Photo: Miguel J. Rodriguez Carrillo/Getty Images
As Donald Trump takes a victory lap — almost deserved — over the tentative cease-fire and peace deal his administration negotiated between Israel and Hamas, it is easy to forget about the regime-change war America might be fomenting in Venezuela.
Trump’s negotiations in the Middle East allow him to play into the myth that he’s a “peace” president or that, at least to some degree, following through on his “America First” vision for a more isolationist foreign policy. When it comes to Venezuela, Trump is a lot like many of his warmongering predecessors — pursuing a sinister, lawless plan that may culminate in the toppling of a foreign government. And if Trump’s words are to be believed, Colombia may be next.
Just a few days ago, the Trump administration authorized covert operations by the CIA in Venezuela, most likely ruling out continued diplomacy with President Nicolás Maduro. That comes as the U.S. continues to target alleged drug traffickers with missile strikes in Venezuelan waters. There has been no consideration given to whether the passengers on these boats are innocent; there is no hard evidence, even, that these boats were carrying drugs. The strikes are likely illegal under maritime law, violate human-rights conventions, and contradict longstanding U.S. military practices — not that Trump cares about any of this.
Now the U.S. military has stationed three guided-missile destroyers, one guided-missile cruiser, a nuclear attack submarine, the amphibious 22nd Marine Expeditionary Unit, and ten F-35 fighter jets in or near Venezuelan waters, raising the number of active troops in the area to 10,000. As the writer Juan David Rojas recently pointed out, the last time the U.S. amassed this kind of military force in the southern hemisphere might have been during the 1989 invasion of Panama, when Manuel Noriega was ousted. If these forces aren’t yet large enough for a mass invasion of the nation, they soon may be enough for a Libya-style intervention that directly kills government officials and triggers the collapse of the Maduro regime.
The targeting of Venezuela may be a way for certain high-ranking officials in the MAGA realm, including Secretary of State Marco Rubio, to steer military action away from Mexico. In April, the Trump administration weighed launching drone strikes on Mexican drug cartels, which, if pursued in earnest, would severely damage trade relations and cooperation on migration and security and lead, in every sense, to a full-blown international crisis with a border country. But while Mexico is deeply connected with America’s synthetic drug trade, the focus on Venezuela makes no sense. At best, Venezuela functions as a transit country for a small amount of Colombian cocaine. Trump is claiming each boat bombed in the Caribbean is responsible, somehow, for the deaths of 25,000 Americans, although it’s fentanyl causing overdoses in the U.S. Neither Venezuela nor Colombia produce fentanyl.
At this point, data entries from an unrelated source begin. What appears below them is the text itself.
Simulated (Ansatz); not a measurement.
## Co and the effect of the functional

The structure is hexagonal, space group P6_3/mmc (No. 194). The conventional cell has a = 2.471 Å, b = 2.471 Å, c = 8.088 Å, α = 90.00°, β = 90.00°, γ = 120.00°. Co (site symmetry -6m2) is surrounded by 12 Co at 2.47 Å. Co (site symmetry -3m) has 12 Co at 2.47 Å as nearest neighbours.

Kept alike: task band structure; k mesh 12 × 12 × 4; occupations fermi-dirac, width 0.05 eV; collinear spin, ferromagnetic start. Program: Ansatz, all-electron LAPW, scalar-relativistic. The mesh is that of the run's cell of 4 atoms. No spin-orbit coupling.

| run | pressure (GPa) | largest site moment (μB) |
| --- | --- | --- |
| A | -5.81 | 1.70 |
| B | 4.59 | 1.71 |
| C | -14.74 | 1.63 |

Maduro is a dictator who has immiserated his own nation. But as Americans learned in Libya, Afghanistan, and Iraq, forcing out a despot does not mean a nation suddenly enters a new era of harmony and tranquillity. In a power vacuum, violence and chaos only escalate. A post-Maduro government cannot simply engineer a safer, freer Venezuela; Chavismo has ruled Venezuela for nearly 30 years, and erecting any counter or replacement institutions would likely take decades and be the kind of nation-building exercise that MAGA isolationists claim they want to avoid. The instability would also lead to a greater migration wave into the U.S., another outcome Trump has claimed he wants to forestall.
Hawks like Rubio view Venezuela as a leftist usurper that must be defeated at all costs, forgetting how difficult it would be to enact their grand delusions of a more American-friendly regime. American soldiers, if ever deployed to Venezuela, would face threats beyond even what they encountered in the Middle East. There are a range of sophisticated armed actors: the Colombian-Venezuelan National Liberation Army and FARC is estimated to number in the thousands across both countries, and each group has pledged to defend the “Bolivarian Revolution” of Hugo Chávez and Nicholas Maduro if foreigners ever invade. Various transnational gangs, including Tren de Aragua, and other local paramilitaries are awash in advanced weaponry. Venezuela’s armed forces are significant as well.
Is this the kind of fight the Trump administration will have the stomach for? How closely does it want to flirt with overthrowing Maduro and attempting to manage a nation of criminal gangs, warlords, and competing political factions that make nation-building in the Middle East seem almost feasible? And beyond hard-line Venezuelan Americans, are there even any Trump voters enthusiastic about the idea?
Americans should be deeply alarmed over the catastrophe the Trump administration is potentially courting. They should hope, too, the even more disastrous plan of a Mexican bombing campaign never comes to fruition. If Trump presses on in either country, he will have betrayed yet another promise of his presidential campaign: to keep America out of further international quagmires. Trump is an inveterate liar, so this betrayal, perhaps, should be expected.